This is an archived page and is no longer updated.
Data Ambiguity and Discontinuity
Peter Ladkin
Data Ambiguity
A
data ambiguity (DA) is a case in which two separate pieces of
data in a computer system have the same representation.
For example, suppose there are two people named
Frederick James Smith
and
Frederick John Smith. Suppose that a data base system
contains records indexed by name, and that names are represented
Lastname;
Firstname;
Middle-Initial.
Then both people will be represented as
Smith;Frederick;J and there is data ambiguity.

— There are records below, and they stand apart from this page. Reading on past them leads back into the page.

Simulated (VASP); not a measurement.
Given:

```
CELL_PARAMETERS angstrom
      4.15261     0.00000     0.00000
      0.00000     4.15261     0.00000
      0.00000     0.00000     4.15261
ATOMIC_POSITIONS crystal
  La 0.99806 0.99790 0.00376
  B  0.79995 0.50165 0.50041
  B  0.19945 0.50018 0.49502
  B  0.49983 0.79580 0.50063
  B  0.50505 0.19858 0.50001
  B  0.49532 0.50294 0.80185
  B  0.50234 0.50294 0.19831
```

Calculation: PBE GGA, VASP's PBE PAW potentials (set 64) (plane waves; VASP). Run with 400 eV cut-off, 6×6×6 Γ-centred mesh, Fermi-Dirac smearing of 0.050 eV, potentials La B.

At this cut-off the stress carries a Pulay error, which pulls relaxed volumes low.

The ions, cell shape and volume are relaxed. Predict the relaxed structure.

There are many incidents caused by data ambiguity, usually in databases
containing personal records. The on-line journal
RISKS Forum Digest
contains examples of just about everything unpleasant that can happen
to people because of name ambiguity. A typical case might be
two people as above, one of whom is an upstanding citizen and the other
a habitual drunk driver who has skipped bail. The former is stopped for
speeding, doing 60mph on a 55mph freeway in another state -- and is
arrested for skipping bail (Cases like this happen -- read RISKS!).
The General Physical Constraint on Data Representation
Recall that data is represented in computer systems by being encoded
into bytes.
There are only a
fixed, finite
number of pieces of data that can be represented by a coding scheme
in a
fixed number of bytes. That means that any time one has more
pieces of data than there are fixed bytes for its representation,
software must use a coding scheme, some of which are
mathematically very clever, to increase the size of the set of data that
can be represented. Since there are potentially arbitrary dates in the
future, representing arbitrary dates is an example in which
such a coding scheme is needed.
Data Discontinuity
Data discontinuity happens when data is ambiguous, and ordered.
Dates are ordered: 12 October 1992 comes before 3 January 1993.
If it is required to represent more pieces of ordered data than the coding
scheme will allow, then one has a
data discontinuity.
- There is a valid piece of data D outside the range of
the coding scheme,
- which is however represented, without warning,
as some byte representation
inside the range, say D'
which leads to the effect that
- D' also represents a different piece of valid data
from D,
- D' does not hold the same place in the data ordering
as D,
- decisions and conclusions concerning D will be made
by looking at the properties of D', including the ordering,
and may very well be false.
An example.
Suppose a system attempts to represent integers as 8 bits, without
a `+' or `-' sign (i.e., as an unsigned integer).
Consider trying to represent the integer 292.
One can only represent the integers 0 to 255 in 8 bits `unsigned'.
So the range of the coding scheme is 0 to 255.
292 is (256 + 36), which is (256 + 32 + 4), outside the range.
D in this case is 292, represented in 9 binary digits
as 100100100.
An attempt to cram D into
8 bits will likely chop off the first, or the last, digit. This yields
respectively
00100100 (= 36) or 11010010 (= 210). So 292 is likely to become
either 36 or 210 if an attempt is made to cram it into 8 bits.
D' will be, respectively, 36 or 210.
We say there is a data discontinuity between 255 and 256 in this
system.
Suppose that an attempt is made to represent a piece of data
D which is outside the range of a data representation.
We speak of an overflow of the range.
A data discontinuity is present when an overflow is not detected.
If the overflow is reliably detected and announced,
as we have mostly come to expect for, say, data operations
taking place in the hardware of a computer system,
then we do not have a data discontinuity.
A data discontinuity is an undetected overflow.
Data Discontinuity Problems (DDP)
A system has a
data discontinuity problem (DDP)
if the data representation
contains a data discontinuity which has effects which are semantically
important to the working of the system. To classify something as a
DDP, one must determine that
- there is a data discontinuity
- the discontinuity has effects which cause the system to behave
inappropriately as a result
The Year 2000 problem is a DDP, because it concerns systems in which
- there is (by hypothesis) a date discontinuity between 1999 and 2000
in the system;
- this discontinuity causes the system to behave inappropriately
as a result
Note that a system can suffer from
data ambiguity, by representing
the year using two digits,
without it having a DDP - if it handles
potentially ambiguous data within its range specially (and correctly), or if the
ambiguity has no meaningful consequences for the system.